After the Turnbull government secured an exemption for Australian exporters from new US tariffs on steel and aluminium, Labor wants it to turn its focus to similarly protecting local businesses.
The opposition says it's logical that steel from other countries that was destined for the US but will now be hit with a 25 per cent impost will have to find another home.
"Sometimes that steel is dumped for ridiculously low prices and that smashes our local businesses, our local industry and our local workers," Labor finance spokesman Jim Chalmers told Sky News.
"Our anti-dumping regime is weaker than other countries, and it's insufficiently resourced."
Labor wants the government to triple the penalties for dumping - selling at an extremely low price - products into the Australian market, give the Anti-Dumping Commission more funding, and give that body all responsibilities for dealing with trade issues instead of splitting the job with the Productivity Commission.
The government has also been scrutinised over what notorious deal-maker US President Donald Trump might expect in exchange for offering Australia the rare exemption.
Mr Trump said in a tweet his administration was "working very quickly on a security agreement" so it didn't have to impose the steel or aluminium tariffs Australia.
In February he told Prime Minister Malcolm Turnbull he would love for Australia to join the US on freedom of navigation exercises in the South China Sea.

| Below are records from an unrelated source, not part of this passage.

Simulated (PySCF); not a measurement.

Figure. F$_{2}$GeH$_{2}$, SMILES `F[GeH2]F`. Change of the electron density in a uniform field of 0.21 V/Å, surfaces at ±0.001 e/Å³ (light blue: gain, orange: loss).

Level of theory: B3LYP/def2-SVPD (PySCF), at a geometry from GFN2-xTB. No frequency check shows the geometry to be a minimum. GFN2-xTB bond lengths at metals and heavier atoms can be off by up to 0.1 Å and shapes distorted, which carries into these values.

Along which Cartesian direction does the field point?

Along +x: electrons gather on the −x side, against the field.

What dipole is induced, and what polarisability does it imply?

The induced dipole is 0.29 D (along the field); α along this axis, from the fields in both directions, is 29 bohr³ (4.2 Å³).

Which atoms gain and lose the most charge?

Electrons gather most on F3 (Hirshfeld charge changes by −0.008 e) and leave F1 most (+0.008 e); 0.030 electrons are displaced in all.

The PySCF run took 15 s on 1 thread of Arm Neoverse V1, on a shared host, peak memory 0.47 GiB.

But Foreign Minister Julie Bishop and Trade Minister Steve Ciobo insist there's no quid pro quo expected on the tariff deal.
Mr Trump's reference to a "security agreement" was just using the specific language of the executive order he issued on the tariffs, Ms Bishop told reporters.
"The exemption is simply an exemption based on what they call national security grounds," she said.
"The United States was not asking anything in return."